Making use of sensory aides      

Non-verbal Communication and Sensory Aides

In addition to verbal communication, there are a variety of other sensory tools that can be used to help a child understand what is happening. 

Tactile aides 

Tactile support, specifically in regard to communication is any kind of touch that is used to convey something, such as a handshake. Being clear on the meaning of these physical/tactile cues will help with consistency of communication.  


Touch can be a primary way of providing a sense of security, building positive relationships, and promoting social and emotional development, especially when no common language exists.   

When a child does not understand verbal instruction, a careful touch to the shoulder can help communicate the meaning of “go ahead” or to change direction.   

To show a child around the room, or the way to the bathroom, it is quite helpful to hold the hand of the child and go together. By using a key word repeatedly and going there together, the child can immediately learn this action as a tool. When expressing a need, or wish for help, the child can then in turn take the educator’s hand to take the educator to the place/item in question.  

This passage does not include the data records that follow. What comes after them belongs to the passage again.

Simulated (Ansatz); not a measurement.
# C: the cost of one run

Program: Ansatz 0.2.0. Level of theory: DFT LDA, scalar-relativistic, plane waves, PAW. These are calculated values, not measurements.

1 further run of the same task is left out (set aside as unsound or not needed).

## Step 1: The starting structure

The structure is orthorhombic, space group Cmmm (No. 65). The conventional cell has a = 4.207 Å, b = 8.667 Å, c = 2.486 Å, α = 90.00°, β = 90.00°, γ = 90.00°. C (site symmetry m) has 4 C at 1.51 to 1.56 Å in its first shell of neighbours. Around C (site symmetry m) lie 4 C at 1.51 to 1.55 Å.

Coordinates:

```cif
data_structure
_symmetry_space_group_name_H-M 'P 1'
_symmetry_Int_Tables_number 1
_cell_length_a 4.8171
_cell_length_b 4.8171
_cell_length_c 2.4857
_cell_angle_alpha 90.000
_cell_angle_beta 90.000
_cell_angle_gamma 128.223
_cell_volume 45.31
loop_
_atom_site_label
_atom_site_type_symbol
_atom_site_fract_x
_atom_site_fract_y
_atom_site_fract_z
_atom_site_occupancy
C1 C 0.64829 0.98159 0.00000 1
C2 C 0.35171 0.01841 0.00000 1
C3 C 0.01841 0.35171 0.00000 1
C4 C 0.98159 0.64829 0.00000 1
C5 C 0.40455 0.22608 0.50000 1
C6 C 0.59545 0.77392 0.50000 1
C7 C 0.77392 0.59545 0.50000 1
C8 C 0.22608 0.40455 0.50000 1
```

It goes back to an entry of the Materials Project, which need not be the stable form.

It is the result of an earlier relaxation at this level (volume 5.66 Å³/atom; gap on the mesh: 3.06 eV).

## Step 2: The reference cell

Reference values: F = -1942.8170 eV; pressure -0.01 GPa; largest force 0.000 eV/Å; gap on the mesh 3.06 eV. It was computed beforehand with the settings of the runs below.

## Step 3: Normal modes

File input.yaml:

When using tactical support with a child, approach them from the furthest point (i.e. fingertips) and allow the child to guide you as to how much physical interaction the child is comfortable with. Always be sure the child is aware before using tactile support with them.    

In Western culture stroking the child over the head or at least touching the head and face is common behavior. In many cultures, touching the head is extremely impolite. To avoid exposing a child to helplessness and being uncomfortable, begin by simply touching the limbs only.